Re: Reference to void

From:
"James Kanze" <james.kanze@gmail.com>
Newsgroups:
comp.lang.c++.moderated
Date:
26 Oct 2006 11:38:28 -0400
Message-ID:
<1161872456.878472.200590@h48g2000cwc.googlegroups.com>
Lucian Radu Teodorescu wrote:

Salt_Peter wrote:

Is the following code valid?

int i = 5;
void* pv = &i;
void& rv = *pv; // Error here on VC 2005

If not, why isn't it valid?


Its not valid for the same reasons that the following is invalid:
void v = 5;
That is to say: a reference is an object and a valid object.
The same can't be said of a pointer, or any pointer.


Let's make the following assumption: every type is implicitly derived
from void. Many C++ programmers can accept that.


Name one. It's manifestly false; it is, in fact, illegal to
derive from void (or from any incomplete type).

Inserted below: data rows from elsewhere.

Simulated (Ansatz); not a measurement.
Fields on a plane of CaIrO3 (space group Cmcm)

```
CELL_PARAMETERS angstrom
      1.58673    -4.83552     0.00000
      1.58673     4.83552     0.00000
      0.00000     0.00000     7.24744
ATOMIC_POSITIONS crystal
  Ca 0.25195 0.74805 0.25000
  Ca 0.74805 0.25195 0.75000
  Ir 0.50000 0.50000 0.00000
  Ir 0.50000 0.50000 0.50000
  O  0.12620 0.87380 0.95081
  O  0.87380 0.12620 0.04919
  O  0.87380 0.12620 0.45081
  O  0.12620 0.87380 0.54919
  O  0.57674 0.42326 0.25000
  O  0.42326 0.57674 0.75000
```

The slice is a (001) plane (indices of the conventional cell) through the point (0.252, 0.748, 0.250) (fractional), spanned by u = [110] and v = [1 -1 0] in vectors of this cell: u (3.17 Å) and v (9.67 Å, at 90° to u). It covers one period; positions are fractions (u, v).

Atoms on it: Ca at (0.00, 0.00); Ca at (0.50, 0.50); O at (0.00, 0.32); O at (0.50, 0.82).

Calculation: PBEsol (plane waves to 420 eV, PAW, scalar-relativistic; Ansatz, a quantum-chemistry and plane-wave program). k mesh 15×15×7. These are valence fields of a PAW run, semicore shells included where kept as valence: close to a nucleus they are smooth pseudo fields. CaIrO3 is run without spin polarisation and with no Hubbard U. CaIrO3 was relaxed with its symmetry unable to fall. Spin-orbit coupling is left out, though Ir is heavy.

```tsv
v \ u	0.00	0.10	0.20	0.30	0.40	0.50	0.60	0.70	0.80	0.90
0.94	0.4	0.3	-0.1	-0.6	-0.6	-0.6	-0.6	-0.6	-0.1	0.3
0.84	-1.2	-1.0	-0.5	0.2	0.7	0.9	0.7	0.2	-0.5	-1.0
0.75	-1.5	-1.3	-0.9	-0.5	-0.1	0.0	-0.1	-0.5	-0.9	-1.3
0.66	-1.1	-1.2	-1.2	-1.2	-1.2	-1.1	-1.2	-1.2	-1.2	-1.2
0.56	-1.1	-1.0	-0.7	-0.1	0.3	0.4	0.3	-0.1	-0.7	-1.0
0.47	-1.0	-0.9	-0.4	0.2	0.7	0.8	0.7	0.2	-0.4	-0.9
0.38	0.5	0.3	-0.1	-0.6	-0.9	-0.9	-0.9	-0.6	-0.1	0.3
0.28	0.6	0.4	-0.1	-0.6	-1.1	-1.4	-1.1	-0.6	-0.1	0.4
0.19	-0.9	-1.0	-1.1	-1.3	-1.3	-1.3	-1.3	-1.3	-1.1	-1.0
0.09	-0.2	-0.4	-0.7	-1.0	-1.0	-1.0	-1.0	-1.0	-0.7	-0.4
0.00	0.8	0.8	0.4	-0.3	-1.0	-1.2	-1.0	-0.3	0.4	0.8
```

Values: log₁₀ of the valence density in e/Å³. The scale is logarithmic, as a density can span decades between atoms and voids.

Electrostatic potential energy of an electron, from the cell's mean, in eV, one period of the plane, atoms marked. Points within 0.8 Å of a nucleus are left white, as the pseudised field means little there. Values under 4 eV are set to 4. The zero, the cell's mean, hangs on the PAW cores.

Void, as a type, is an incomplete type, which can never be
completed. And in no case can you derive from an incomplete
type. The rules concerning convertion of T* to void* do NOT
obey the rules of derived to base (which only works if the types
are complete), and of course, work even in cases where
inheritance would be illegal, e.g. int* to void*.